Saturday, March 17, 2007

Packin' Heat

The fashion world is a strange duck. The fame of the designers of Paris and the American coasts is well promoted and documented by the media. Most of their designs are freakish, apparently inspired by things seen in Sudan, on LSD, or received in messages from the outer universe.

These fashions show themselves to be fit only for faggots; those anorexic bundles of sticks that parade down the runways looking like they are suffering from having barbarous objects thrust into unmentionable bodily orificia.

Flyover country generally takes a more rational tack. Fashion form follows environmentally sound function; bib overalls, suspenders, and socks with sandals all reflect needs contained in the circumambiency.

Often these fashions are created by people in unrelated professions and so far ahead of their time that people are unable to adapt to the great wisdom of their functions. My dad was such a visionary.

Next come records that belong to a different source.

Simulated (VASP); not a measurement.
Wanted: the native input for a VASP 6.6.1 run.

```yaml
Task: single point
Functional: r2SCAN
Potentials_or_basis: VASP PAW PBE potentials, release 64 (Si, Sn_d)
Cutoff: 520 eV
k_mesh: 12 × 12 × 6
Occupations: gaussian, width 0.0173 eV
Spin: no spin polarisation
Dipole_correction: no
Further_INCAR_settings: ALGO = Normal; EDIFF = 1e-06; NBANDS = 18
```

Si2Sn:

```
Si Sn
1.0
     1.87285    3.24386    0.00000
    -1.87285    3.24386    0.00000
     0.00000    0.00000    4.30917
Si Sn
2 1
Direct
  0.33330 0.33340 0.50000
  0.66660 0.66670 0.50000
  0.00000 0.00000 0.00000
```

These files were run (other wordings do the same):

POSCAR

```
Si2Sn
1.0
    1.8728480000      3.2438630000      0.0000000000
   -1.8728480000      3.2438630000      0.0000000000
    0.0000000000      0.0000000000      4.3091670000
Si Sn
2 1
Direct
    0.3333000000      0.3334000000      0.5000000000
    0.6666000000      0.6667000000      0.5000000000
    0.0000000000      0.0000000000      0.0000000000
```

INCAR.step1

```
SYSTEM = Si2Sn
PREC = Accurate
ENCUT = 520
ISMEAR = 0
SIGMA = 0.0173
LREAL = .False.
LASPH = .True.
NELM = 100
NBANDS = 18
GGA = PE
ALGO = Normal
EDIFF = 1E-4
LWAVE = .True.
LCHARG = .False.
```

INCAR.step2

By trade, Dad was a union pipefitter at the Janesville GM plant. He was of average height, stocky, and gruff. In his younger days he was a farmer, had tryed his hand at trapping, and loved to boat and fish. I never expected the genius of high fashion, precise function, and Earth's salvation to originate from a man such as this.

Back in those days, two major concerns dominated the times. Overpopulation threatened widespread starvation and war. Global cooling promised to preserve our dead bodies within glaciers to be studied by the future generations of those few lucky enough to survive.

Dad knew that electing a Catholic John F. Kennedy would only exacerbate the Earth's population problem so he loudly voiced his opposition. Obviously that failed. Kennedy was narrowly elected.

However, Dad was undeterred. As a solution, he turned to fashion design. This man, with calloused hands and lacking one fingertip, had to teach himself to knit. His idea would not only help make the inevitable global cooling more bearable, but also slow world population growth.

Dad diligently began knitting JB's Peter Warmers. These fashionable garments were knit in several sizes to warmly fit peters of any size and a rainbow of colors to match any outfit. It came standard with an attached but removable 'stocking cap' that allowed for sanitary urinary function. Included also was a knit pocket for the scrotum with a cinch string to allow for a snug and secure fit.

Dad was wise enough to know that his creations would provide comfort for the coming Arctic hardships and that the added testicular warmth would lower sperm counts to restrain population growth.

Unfortunately for Dad and the Earth, Ron Popeil rejected the idea in favor of the Veg-O-Matic, the Pocket Fisherman, Mr. Microphone, and GLH-9 Hair in a Can Spray. Popeil's lack of vision is responsible for the desperate condition in which our beloved Earth is now found.